At the Salford City match last Saturday, Josh Dyson brought an 11 year old lad who has spent most of his life in the foster care system - here is his story of his first match at FC United.
At the Salford City match last Saturday, Josh Dyson brought an 11 year old lad who has spent most of his life in the foster care system. Here is his story of his first match at FC United.
A New Red – by Josh Dyson
A first football match is a big moment in the life of any child. It’s the start of an important journey. My first game was a 2-2 draw v Blackburn Rovers in 1996. Ole came on that day and scored a late equaliser.
For an 11-year-old lad that has spent most of his life in the foster care system, his first match was on the 28th January 2017. The score was FC United 0–3 Salford City. He has lived with my parents for two months and probably never experienced anything like it.
I think the lad correctly assumed everyone at the club was completely mad. At half time, he was moaning to my dad that he was cold and wanted to go home. Had they returned to Middleton at 3.50pm, the recollection of his day out would probably be very different. His experience of FC United would have been simply “that hot chocolate was nice???. On an important day for the club, the atmosphere inside CYCM was fantastic but on the terraces it was a little flat at times.
With about 25 minutes remaining and Salford dominating on the pitch, something changed for this lad and I’d imagine most of the 4,100 in attendance. The Main Stand was bouncing, the top reds who are too cool to sing started singing. The Giddys were getting giddier as the £2.50 pints of Holtses started to take effect. He came over to the bottom left of the MRE around this point of the match and was soon jumping up and down like everyone else. A complete party atmosphere developed and left everyone smiling, especially this 11-year-old.

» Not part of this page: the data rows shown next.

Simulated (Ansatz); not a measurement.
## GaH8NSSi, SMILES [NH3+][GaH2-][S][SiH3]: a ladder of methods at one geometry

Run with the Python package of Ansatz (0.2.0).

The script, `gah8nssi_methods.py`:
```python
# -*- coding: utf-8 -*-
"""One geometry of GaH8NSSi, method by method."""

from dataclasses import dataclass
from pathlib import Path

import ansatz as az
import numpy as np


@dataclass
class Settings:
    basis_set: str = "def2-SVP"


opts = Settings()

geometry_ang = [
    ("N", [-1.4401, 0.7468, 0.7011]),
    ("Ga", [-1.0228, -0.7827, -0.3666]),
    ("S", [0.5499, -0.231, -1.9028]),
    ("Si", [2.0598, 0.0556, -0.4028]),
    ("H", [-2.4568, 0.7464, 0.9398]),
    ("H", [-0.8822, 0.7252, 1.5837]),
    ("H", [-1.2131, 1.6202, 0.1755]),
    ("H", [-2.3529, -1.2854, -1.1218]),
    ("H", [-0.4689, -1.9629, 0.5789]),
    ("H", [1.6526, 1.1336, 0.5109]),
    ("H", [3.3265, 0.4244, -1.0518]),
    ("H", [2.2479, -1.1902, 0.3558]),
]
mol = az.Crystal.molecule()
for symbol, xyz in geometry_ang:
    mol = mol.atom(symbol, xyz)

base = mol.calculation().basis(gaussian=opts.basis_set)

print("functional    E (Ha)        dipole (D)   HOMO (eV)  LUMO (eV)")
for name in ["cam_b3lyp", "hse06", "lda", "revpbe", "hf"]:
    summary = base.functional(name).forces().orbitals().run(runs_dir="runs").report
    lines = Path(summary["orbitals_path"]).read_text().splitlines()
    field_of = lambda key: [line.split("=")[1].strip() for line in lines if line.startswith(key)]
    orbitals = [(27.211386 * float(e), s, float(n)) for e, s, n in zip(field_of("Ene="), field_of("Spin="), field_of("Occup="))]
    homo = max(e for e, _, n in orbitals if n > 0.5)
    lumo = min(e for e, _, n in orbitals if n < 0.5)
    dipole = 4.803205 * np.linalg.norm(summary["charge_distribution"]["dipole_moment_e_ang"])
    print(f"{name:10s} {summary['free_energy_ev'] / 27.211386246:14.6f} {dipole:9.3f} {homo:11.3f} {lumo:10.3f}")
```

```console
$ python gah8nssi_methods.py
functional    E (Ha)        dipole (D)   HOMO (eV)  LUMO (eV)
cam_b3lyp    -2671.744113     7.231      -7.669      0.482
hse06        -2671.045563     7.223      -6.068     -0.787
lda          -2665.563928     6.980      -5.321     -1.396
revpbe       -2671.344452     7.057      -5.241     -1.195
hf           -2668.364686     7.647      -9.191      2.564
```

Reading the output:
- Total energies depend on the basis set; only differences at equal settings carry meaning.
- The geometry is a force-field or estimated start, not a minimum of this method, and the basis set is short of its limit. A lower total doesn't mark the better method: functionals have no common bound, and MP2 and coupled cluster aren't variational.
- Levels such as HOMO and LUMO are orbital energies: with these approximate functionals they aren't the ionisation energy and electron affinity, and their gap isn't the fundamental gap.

He was singing a football chant to the tune of something that came out 14 years before he was born, on a terrace that used to belong to Northwich Victoria. Unlike many people of his age, his footballing education will be at a club where daftness is encouraged.
He’ll be able to spend his Saturday afternoons with like-minded people. He will hopefully make new friends, and make memories in his teenage years that will be remembered forever. For someone who hasn’t had the best start in life, that is quite beautiful when you think about it.
Speaking to him on the morning after the game, he had the impression that we didn’t lose 3-0. If you had walked into Broadhurst Park at 4.45pm on the day of the game, you would probably have thought we were 4-0 up and cruising.
Fostering a child could be seen as similar, in some ways, to being a co-owner of Football Club United of Manchester. You are always going to have problems. You are always going to have moments where you question whether you are actually having a positive impact. You don’t really have a day off. With fostering, it can sometimes be slammed doors and trying to find ways of getting a child to eat their greens. There are many days like yesterday though, where it all comes together.
As the Tory cuts continue, some probably believe it is not the time to start doing this. That is incorrect and in many ways, this is now the perfect time. In a world of Trump and walls. In a world where racism and general incidents of nastiness are on the rise. Some in society are becoming increasingly selfish as they become desperate. Showing a bit of love to someone who hasn’t had much is needed. The club opening the ground to the homeless on Christmas Day was just an example of we can do and how generous our fans are.
Working class kids in and around Manchester now have a club they can truly call their own, kids who have grown up with very little now have something. The look on that 11 year old’s face pretty much summed up everything good about this football club and why it will not fail.